Wednesday, July 30, 2008

Prolog Instantiation Modes (and Python exit contexts)

I wrote a piece of Python code that does a funny little transform on the syntax tree of a function, and creates a new function that returns all the local variables defined at the exit point of the original function. When I explain this to someone, they ask "Why?" and I don't have a good answer, but usually I say that it's related to predicates in Prolog that have multiple calling modes. Which I'm going to try explaining here:

So, Prolog doesn't have functions, but it has something called "predicates" which are just as good. Predicates don't return a value, but any argument to a predicate can be an "output" variable, like a C reference parameter. Unlike C though, Prolog predicates often treat all of their parameters as outputs. For example, the function append can be used in (no less than) three different ways.

/* Appending, mode = input,input,output */
?- append([1,2,3],[4,5], X).
X = [1,2,3,4,5]

/* Trimming off a shared starting sequence, mode = input,output,input */
?- append([1,2,3],X,[1,2,3,4,5]).
X = [4,5]

/* Trimming off a shared ending sequence, mode = output,input,input */
?- append(X,[4,5],[1,2,3,4,5]).
X = [1,2,3]


Through these three operations seem very different from the perspective of an imperative language, in Prolog append can be defined in two simple lines. The intuition about Prolog is that the runtime doesn't think of variables so much as inputs and outputs, but as "things I already know" and "thinks I don't know yet".
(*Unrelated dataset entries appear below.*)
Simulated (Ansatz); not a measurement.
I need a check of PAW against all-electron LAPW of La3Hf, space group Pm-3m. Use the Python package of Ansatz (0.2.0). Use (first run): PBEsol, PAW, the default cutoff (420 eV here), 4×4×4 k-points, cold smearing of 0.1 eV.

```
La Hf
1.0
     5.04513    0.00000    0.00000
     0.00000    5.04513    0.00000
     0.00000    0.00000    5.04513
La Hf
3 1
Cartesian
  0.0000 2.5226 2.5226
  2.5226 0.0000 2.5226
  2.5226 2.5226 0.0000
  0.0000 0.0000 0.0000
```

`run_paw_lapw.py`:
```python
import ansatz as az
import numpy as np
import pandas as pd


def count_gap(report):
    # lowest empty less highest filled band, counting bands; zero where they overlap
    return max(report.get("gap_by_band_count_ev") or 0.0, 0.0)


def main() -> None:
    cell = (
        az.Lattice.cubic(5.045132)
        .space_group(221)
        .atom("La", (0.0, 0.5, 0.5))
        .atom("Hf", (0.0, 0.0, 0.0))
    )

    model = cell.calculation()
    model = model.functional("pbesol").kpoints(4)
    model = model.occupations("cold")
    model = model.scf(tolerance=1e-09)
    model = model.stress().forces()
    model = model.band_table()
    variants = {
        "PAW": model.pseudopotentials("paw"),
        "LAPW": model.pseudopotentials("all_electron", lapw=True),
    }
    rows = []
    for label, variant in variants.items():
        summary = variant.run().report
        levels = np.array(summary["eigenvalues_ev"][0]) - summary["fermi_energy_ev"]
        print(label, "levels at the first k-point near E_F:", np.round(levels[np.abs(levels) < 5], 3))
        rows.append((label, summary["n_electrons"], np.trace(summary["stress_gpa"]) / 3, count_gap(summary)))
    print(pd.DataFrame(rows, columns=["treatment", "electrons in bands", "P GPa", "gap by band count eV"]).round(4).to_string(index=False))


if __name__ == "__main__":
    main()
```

We can translate Prolog's append into Python (at some loss of conciseness and functionality), and then use the Python macro mentioned above to check that the variable bindings at the end of the function maintain the invariant that we expect:

context = append_exit_context(None,[4,5],[1,2,3,4,5])
assert context['head'] + context['tail'] == context['result']


So, this is pretty cool, we can pretend that we're writing a predicate instead of a function, assigning computed values to variables when we're able to discover them, and then examine those bindings after running the predicate.

Of course, Prolog's append can also be called with the first two arguments uninstantiated, but that sort of magic is much harder to fit into Python.

Saturday, July 19, 2008

Slow Sphinx Indexing

Tejus and I are building a Ruby on Rails site that needs both structured and unstructured search. Hamed suggested that we use Ultrasphinx, a Rails plugin that provides an interface to the Sphinx search backend.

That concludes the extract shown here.